About a thousand people braved the rain on Saturday, Earth Day, to gather at the Rhode Island State House to stand up for Science and against the anti-science of the Donald Trump administration. The March for Science in Rhode Island joined scientists and science enthusiasts around the globe in nearly 500 satellite marches, held in every major US city and 37 other countries. People took to the streets to stand together for science, for the free exchange of scientific information, and in protest of the censorship of publicly funded research.
Most I talked to at the rally agreed that if the weather had been better, attendance would have doubled. Despite the weather the crowd was cheerful and enthusiastic. They were serious about their message too: Denying science endangers all of us.
The majority of the speakers were both scientists and women, not politicians. The inclusion of women was a major goal of this effort, and Rhode Island organizers should be proud of the line-up they presented.
Up first is astronomy student Casey Cabral was a March for Science organizer. She thanked all who came out to stand up for the integrity of science.
A statement from Senator Sheldon Whitehouse was read to the crowd. Whitehouse is widely believed to be a strong advocate for the climate, despite his refusal to take a stand on local environmental issues such as the Burrillville power plant or National Grid‘s planned expansion in South Providence.
The University of Rhode Island‘s Sunshine Menezes PhD, an expert in effective science communication. “We’re here to tell ethically compromised bureaucrats that we will not accept their outdated and disproven mantra that we must choose jobs or the environment. Nor will we allow them to threaten our health by recklessly basing environmental regulations on economic goals rather than responsible, science based standards.”
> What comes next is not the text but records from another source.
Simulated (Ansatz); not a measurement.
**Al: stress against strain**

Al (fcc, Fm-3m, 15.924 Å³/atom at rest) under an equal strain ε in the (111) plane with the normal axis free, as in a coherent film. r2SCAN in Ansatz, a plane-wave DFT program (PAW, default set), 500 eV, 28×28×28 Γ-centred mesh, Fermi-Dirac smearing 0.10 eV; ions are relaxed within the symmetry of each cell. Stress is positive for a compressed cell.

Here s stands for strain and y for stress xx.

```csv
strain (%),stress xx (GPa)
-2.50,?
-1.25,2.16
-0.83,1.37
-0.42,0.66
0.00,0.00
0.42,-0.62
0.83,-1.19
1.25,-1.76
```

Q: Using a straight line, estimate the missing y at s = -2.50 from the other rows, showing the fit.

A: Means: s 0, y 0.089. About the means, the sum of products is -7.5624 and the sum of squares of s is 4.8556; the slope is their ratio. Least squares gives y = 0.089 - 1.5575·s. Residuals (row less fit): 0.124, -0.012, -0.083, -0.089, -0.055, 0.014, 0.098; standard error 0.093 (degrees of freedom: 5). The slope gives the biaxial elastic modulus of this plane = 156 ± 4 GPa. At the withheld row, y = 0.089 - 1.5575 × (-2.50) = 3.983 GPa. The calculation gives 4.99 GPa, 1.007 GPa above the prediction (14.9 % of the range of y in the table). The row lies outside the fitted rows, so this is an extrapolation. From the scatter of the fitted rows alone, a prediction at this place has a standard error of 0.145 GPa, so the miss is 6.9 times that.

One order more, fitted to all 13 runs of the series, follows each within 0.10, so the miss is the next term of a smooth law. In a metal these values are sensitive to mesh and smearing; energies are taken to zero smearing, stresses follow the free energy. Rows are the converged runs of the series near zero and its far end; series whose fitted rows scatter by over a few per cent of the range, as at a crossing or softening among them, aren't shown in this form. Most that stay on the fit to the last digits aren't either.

When Zoe Goris, a Met School valedictorian, science & technology student and Jacoby Observatory intern mentioned the power plant planned for Burrillville, the crowd booed, demonstrating just how unpopular and unwise the expansion of fossil fuels in the era of climate change is. Goris went on to say that the rewriting of Environmental Protection Agency (EPA) standards under Trump are “particularly troubling.”
Janet Freedman, a geology expert from RI Coastal Resources Management Council spoke about the signs of climate change we are seeing here in Rhode Island right now.
Timmons Roberts a Brown University Environmental Studies & Sociology Professor led the crowd in a chant of “Nerds! Nerds! Nerds!” before outlining three important points in a must watch speech:
- Defend science
- Science alone is not enough
- Scientists need to attend to justice
Christina Ergas PhD, a Brown University postdoctoral Research Associate with the Institute at Brown University for Environment and Society noted that the effects of climate change are already hitting the poorest communities. Black, brown, indigenous, the differently abled, the elderly, and small children are being disproportionately affected. “Given the vastness of the literature on unequal distribution of climate impacts on human populations and its extensive replicability, it should come as no surprise that the recovery efforts after Hurricanes Sandy and Katrina were uneven, with the poorest black residents in Mississippi and New Orleans remaining displaced longer than the most affluent residents of New Jersey.”
Tom Derecktor is the president of BluSource Energy Inc, a company building and testing tidal turbines. The experimental work to develop this technology is not profitable for businesses, says Derecktor, so government money is required to develop and launch these potentially profitable endeavors.
Dr Nicole Alexander-Scott the director of the RI Department of Health (RIDOH) and Assistant Professor at Brown University declared that “Science is important.” For Alexander-Scott, climate change is a health issue. Environmental racism affects health outcomes.